Entity Recognition on 60 year old images using Yolo

Amsterdam, 2023-08-24, Rinske Zandhuis & Richard Zijdeman

Introduction

The IISH is a research institute and holder of many archival documents, including thousands of images. Many of these images have been digitized but cannot yet be found in a search function because they contain few metadata. In two weeks, physics student Rinske Zandhuis applied image recognition to determine entities depicted in photos. Given the short time frame, training data was not an option. Instead, Zandhuis evaluated to what extent the latest version of Yolo, would be able to detect entities on 2300 images made by the famous press photographer Ben van Meerendonk in the 1950's and 60's.

YOLO is trained to recognise 80 different types of items, such as: persons, cars, chairs and ties. Below we venture in the different results Zandhuis obtained in the two week period. The scripts she created to obtain these results are available via Github. IISG-imagerecognition.py applies Yolo to detect the entities and creates a four column data frame: the image(number), the detected item, the probability of occurrence, and the coordinates of a bounding box around the entity. To circumvent memory issues with detecting entities in all 2300 images, the data frame is written into multiple csv files and the script IISG-adding-files.py was created to merge them in one large CSV file. Evaluation of the over 24000 recognised items was out of scope for the two week period, but IISG_create_dataframe_check.py shows snippets of where entities are supposed to be and a user can validate that with 'y' or 'n', after which the results are written to a dataframe. Finally, IISG-making-linked-data.py creates the Linked Data that we will explore below.

Data

Nearly all of the Yolo entities have been recognised (78 out of 80). Somewhat surprisingly as not all entities may appear the 60 year old images by Van Meerendonk. While surely some entities have been falsely recognised, the number of entities is far greater than anticipated the list of 80 entities seems applicable to the second half of the 20th century. We used Wikidata labels to link to the entities, resulting in small dispersions (e.g. Wikidata's 'table', rather than Yolo's 'dining table').The two figures below present the 10 most and least often detected images. Person entities have been detected most often (16k) and are omitted from the visualisation. Least often detected are 'hairdrier', 'microwave' and 'toaster' (3 times), 'mouse', 'snowboard', 'keyboard', 'orange' and finally 'donut' and 'giraffe' (once).

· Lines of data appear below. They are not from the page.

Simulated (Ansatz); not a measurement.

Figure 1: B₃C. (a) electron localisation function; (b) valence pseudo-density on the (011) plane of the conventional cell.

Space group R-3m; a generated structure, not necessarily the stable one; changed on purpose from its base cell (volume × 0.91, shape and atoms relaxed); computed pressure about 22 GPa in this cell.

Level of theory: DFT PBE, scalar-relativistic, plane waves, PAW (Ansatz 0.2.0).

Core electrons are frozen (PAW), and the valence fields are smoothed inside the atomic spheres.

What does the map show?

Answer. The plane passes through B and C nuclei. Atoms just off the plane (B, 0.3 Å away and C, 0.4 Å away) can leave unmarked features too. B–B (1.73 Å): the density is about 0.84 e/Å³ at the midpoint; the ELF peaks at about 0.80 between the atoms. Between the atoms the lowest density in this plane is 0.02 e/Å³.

Obviously, there are some mistakes in the recognition. The 'giraffe' is actually a may tree, microwaves resemble typical 1950's square tv's and an occasional crack in an image depicting the sky is recognised as a kite. In subsequent efforts it would be important to look into two things. First, to what extent such mistakes are structural and thus provide bias (such as the case where in 1950 tv's are not recognised as such). Second, to what extent entities that are depicted are not recognised at all and whether there again is a structural component to it. For example, bigger changes in dressing patterns between man and women, might result in a specific sex being less often recognised as person.

Below are the results for some images supposedly depicting a 'horse'. You can click on an image to zoom into the detected area. You can look for other Wikidata entities by using the search box. To alter the query entirely, click on 'try this query yourself'. E.g. you can change 'Limit' to a different number to see more images. It is interesting to see that patterns in the haystack apparently resemble horse legs.

Images by Entity

Having transposed the results from the entity recognition to Linked Data, we are able to directly query for characteristics of the images along with the metadata of the photos. For example, one could ask for images depicting a 'handbag' as retrieved by Yolo and from the original metadata containing a word from the image title and a period in which the photograph should have been taken. Below we ask "show me all images, for the entire period, depicting a 'handbag' and having 'Meerendonk' in the image's title". Among the results is a unique image of the Van Meerendonk couple. One could also look for 'fork' and 'Sinatra' and find a picture of him and Ava Gardner at Schiphol Airport. It is a bit tedious, but also rewarding to look for other matching results. E.g. try 'car' and 'RAI', 'horse' and 'staking', 'cat' and 'straat' or any other combination of entities and words you might expect in the image titles. (Hint: choose an entity and add a single space as keyword).

Round up

Image recognition has come a long way. Without prior knowledge on the topic, Zandhuis showed that even an out-of-the-box algorithm is of value when detecting common entities even in 60 year old photographs. Moreover, by using Linked Data, Zandhuis illustrates the riches that lie ahead in combining traditional metadata, with metadata that can be newly derived from digitised images in archives. For example, filtering for images with 10+ persons, would retrieve all group photos. Images, with less than 3 persons, a desk and ties, might reveal official moments such as the signing of documents. Surely, archives would like to train detection algorithms to enhance precision and detect entities characteristic for the archive at hand. But, archives also struggle for money and a deep dive into out-of-the-box-tooling might give a unique sense of the possibilities.You Only Live Once.